Search code examples
node.jsweb-scrapingproxypuppeteerchromium

How to use puppeteer with browserless and proxy


I can't figure out how to use puppeteer with browserless and proxy. I keep getting proxy connection errors.

I run browserless in docker like so:

docker run -p 3000:3000 -e "MAX_CONCURRENT_SESSIONS=5" -e "MAX_QUEUE_LENGTH=0" -e "PREBOOT_CHROME=true" -e "CONNECTION_TIMEOUT=300000" --restart always browserless/chrome

Puppeteer options in config I tried to connect with:

const args = [
    '--no-sandbox',
    '--disable-setuid-sandbox',
    '--disable-infobars',
    '--window-position=0,0',
    '--ignore-certifcate-errors',
    '--window-size=1400,900',
    '--ignore-certifcate-errors-spki-list',
];

const options = {
    args,
    headless: true,
    ignoreHTTPSErrors: true,
    defaultViewport: null,
    browserWSEndpoint: `ws://localhost:3000?--proxy-server=socks5://127.0.0.1:9055`,
}

How I connect:

const browser = await puppeteer.connect(config.options);
const page = await browser.newPage();
await page.goto('http://example.com', { waitUntil: 'networkidle0' }

Error I get:

Error: net::ERR_PROXY_CONNECTION_FAILED at http://example.com
    at navigate (C:\...\node_modules\puppeteer\lib\cjs\puppeteer\common\FrameManager.js:115:23)
    at processTicksAndRejections (internal/process/task_queues.js:94:5)
    at async FrameManager.navigateFrame (C:\...\node_modules\puppeteer\lib\cjs\puppeteer\common\FrameManager.js:90:21)
    at async Frame.goto (C:\...\node_modules\puppeteer\lib\cjs\puppeteer\common\FrameManager.js:417:16)
    at async Page.goto (C:\...\node_modules\puppeteer\lib\cjs\puppeteer\common\Page.js:825:16)

The proxy I'm using in example above is TOR browser, that runs in the background. I can connect through it when I'm not using browserless and use puppeteer.launch() function. I put this proxy in args and everything works fine, the requests are going through tor proxy. I can't figure out know why it doesn't work with browserless and websockets though.

Of course I tried different proxies. I created local proxy in node similar to that How to create a simple http proxy in node.js? (the proxy-server option is then --proxy-server=http://127.0.0.1:3001), but the error is the same and I can't even see incoming requests in server's terminal, it looks like they don't even reach a proxy.

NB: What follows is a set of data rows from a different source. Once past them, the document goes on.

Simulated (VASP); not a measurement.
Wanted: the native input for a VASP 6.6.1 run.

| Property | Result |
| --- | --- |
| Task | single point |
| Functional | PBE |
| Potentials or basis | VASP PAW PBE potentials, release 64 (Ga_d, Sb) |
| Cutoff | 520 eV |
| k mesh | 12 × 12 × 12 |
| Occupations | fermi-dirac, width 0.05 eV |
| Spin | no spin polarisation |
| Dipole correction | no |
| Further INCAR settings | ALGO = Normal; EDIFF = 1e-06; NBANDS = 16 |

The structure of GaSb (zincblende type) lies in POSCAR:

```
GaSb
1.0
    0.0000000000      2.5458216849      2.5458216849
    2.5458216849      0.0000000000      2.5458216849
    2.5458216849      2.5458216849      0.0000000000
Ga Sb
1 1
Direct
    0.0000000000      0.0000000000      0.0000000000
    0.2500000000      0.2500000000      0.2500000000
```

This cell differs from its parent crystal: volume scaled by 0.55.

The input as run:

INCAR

I tried public proxies addresses, same error.

Chaninng website I'm trying to connect to in page.goto() function doesn't change anything, still get the same error.

I'm beginner at web scraping and run out of options here. Any idea would be helpful.


Solution

  • Ok, it looks like some docker issue. Apparently, there are problems when I'm trying to connect from from browserless inside container to tor which is on host. I used host.docker.internal instead of localhost in connection string and it worked.